War disrupts education of Ukrainian kids, even those who’ve found safety abroad

Warsaw, Poland, June 16: Nine-year-old Milana Minenko doesn’t play piano anymore. During the day, she attends public school in Poland, where she and her mother fled from the war in March 2022. In the evenings, her mother helps her follow Ukraine’s curriculum to keep up with lessons back home. There’s simply no time and no money for anything else.

Russian forces occupied Milana’s hometown in the Zaporizhzhia region of Ukraine, destroyed her house with a missile on the second day of the war, and uprooted her family. Milana and her family lost nearly everything they loved.

For Milana, that means school. The place that greeted her with balloons on her first day. Friends she can now only send text messages. The teacher who brought joy to learning.

It also means her music school, where she studied piano and singing after her other lessons. That building now lies in ruins. Milana’s not sure what became of her primary school. She wonders whether it, too, was bombed by Russian forces targeting schools.

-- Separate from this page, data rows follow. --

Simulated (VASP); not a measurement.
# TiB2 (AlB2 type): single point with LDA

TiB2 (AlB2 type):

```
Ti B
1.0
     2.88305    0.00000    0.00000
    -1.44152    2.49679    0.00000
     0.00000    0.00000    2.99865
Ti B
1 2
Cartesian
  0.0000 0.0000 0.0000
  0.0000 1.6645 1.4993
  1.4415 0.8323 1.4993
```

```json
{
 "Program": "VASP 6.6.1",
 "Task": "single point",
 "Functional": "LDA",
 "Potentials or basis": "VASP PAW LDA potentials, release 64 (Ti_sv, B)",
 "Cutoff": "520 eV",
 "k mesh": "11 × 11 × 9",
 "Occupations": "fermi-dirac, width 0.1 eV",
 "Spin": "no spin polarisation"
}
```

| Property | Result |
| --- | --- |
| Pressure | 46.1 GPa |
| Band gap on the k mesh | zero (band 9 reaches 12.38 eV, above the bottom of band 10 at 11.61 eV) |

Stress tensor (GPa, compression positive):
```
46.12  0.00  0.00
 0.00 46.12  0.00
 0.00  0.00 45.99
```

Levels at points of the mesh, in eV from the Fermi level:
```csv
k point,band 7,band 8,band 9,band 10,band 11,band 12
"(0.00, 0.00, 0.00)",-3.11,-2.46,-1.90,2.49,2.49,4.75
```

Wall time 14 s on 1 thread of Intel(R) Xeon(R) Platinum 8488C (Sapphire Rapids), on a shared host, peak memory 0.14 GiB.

Russian forces have destroyed 262 educational institutions and damaged another 3,019 in their invasion of Ukraine, according to government figures. But the disruption to the education of Ukrainian children goes far beyond buildings turned to rubble. For those who’ve fled to other countries, schooling is suffering in unprecedented ways, according to families, educators, experts and advocates. The effects of war and relocation combined with the challenges of studying in a new country are compounding educational setbacks for young refugees.

At stake are the knowledge and skills of a generation needed to rebuild the nation after the war, Ukrainian officials say a priority they’ve described since the war’s early months. Officials report at least 500 children killed in the war, and thousands have been deported to Russia without consent. There’s no telling how many of the 8 million refugees recorded across Europe will return.

About 1.5 million live in Poland, the most of any country. Many chose it for proximity to Ukraine and plan to go home someday. In Poland, children aren’t required to enroll in local schools an option not allowed in Germany and some other countries.

Fewer than half of the child refugees in Poland 180,000 students are enrolled in schools, according to UNICEF. Like Milana, most spoke no Polish when they arrived. Around 30% of children from Ukraine who are enrolled and studying in person in the Polish school system are also studying the Ukrainian curriculum online, UNICEF estimates.

Enrollment numbers drop with older students; just 22% of Ukrainian teens in Poland attend the country’s schools.

“It’s a disaster in slow motion,” said Jedrzej Witkowski, CEO of the Polish nonprofit Centre for Citizenship Education.

The detrimental effects on learning and socializing will be far-reaching, said Francesco Calcagno, of Poland’s UNICEF refugee response office. That includes extracurricular activities like Milana’s music that are key to development and mental health, according to experts.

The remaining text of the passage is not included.